Skip to main content
Version: 1.5.x

TSB Upgrade

This page will walk you through how to upgrade TSB using the tctl CLI, rendering the Kubernetes manifests for the different operators and applying them to the clusters to upgrade using kubectl.

Before you start, make sure that you have:

✓ Checked the new version's requirements

The upgrade procedure between operator-based releases is fairly simple. Once the operator pods are updated with the new release images, the newly spun up operator pods will upgrade all the necessary components to the new version for you.

Create Backups

In order to make sure you can restore everything when something goes wrong, please create backups for the Management Plane and each of your clusters' local Control Planes.

Backup the Management Plane

Backup the tctl binary

Since each new tctl binary potentially comes with new operators and configurations to deploy and configure TSB, you should backup the current tctl binary you are using. Please do this before syncing the new images.

Copy the tctl binary with version suffix (e.g. -1.4.0) to quickly restore the older one if needed.

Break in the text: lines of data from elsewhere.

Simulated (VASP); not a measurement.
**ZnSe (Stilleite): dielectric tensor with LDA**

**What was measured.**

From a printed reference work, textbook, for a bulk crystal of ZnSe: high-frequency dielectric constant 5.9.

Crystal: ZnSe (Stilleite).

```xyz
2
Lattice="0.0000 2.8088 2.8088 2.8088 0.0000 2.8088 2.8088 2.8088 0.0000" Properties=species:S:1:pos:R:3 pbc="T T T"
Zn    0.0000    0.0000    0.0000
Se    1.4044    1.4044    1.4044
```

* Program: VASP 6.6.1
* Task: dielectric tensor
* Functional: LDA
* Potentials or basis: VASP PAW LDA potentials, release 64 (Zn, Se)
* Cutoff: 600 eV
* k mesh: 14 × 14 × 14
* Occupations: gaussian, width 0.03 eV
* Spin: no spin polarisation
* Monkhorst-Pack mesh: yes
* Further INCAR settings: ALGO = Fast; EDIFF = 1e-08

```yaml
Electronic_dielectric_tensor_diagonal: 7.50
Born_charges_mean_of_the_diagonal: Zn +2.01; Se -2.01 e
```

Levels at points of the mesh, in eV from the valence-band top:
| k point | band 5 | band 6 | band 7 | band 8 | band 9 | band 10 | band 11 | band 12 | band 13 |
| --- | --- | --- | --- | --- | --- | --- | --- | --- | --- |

cp ~/.tctl/bin/tctl ~/.tctl/bin/tctl-{version}

If you have misplaced your binary, you may be able to find the right version from this URL. However, it is strongly recommended that you backup your current copy to be sure.

Backup the Management Plane Custom Resource

Create a backup of the Management Plane CR by executing the following command:

kubectl get managementplane -n tsb -o yaml > mp-backup.yaml

Backup the PostgreSQL database

Create a backup of your PostgreSQL database.

The exact procedure for connecting to the database may differ depending on your environment, please refer to the documentation for your environment.

Backup the Control Plane Custom Resource

Create a backup of all ControlPlane CRs by executing the following command on each of your onboarded clusters:

kubectl get controlplane -n istio-system -o yaml > cp-backup.yaml

Before Upgrade

Upgrading to TSB 1.5.x from 1.4.x

If you are upgrading to TSB 1.5.x from 1.4.x, you may need to remove old Elasticsearch indices and templates that are used by SkyWalking.

If your Elasticsearch deployment contains an index named skywalking_ui_template please remove it before upgrading following the instructions below. Otherwise, you can skip this section.

Run the following shell script against your Elasticsearch installation. It is assumed that you have all of the necessary information to access Elasticsearch, such as es-host, es-port, etc.

es_host=<replace_this>
es_port=<replace_this>
es_user=<replace_this>
es_pass=<replace_this>
curl -u "$es_user:$es_pass" http://$es_host:$es_port/skywalking_ui_template -XDELETE ;

The above command assumes that your Elasticsearch instance accepts plain HTTP connections with basic authentication. Modify the commands as necessary. For example, if you forcing HTTPS connections, you will need to change the URL scheme to https.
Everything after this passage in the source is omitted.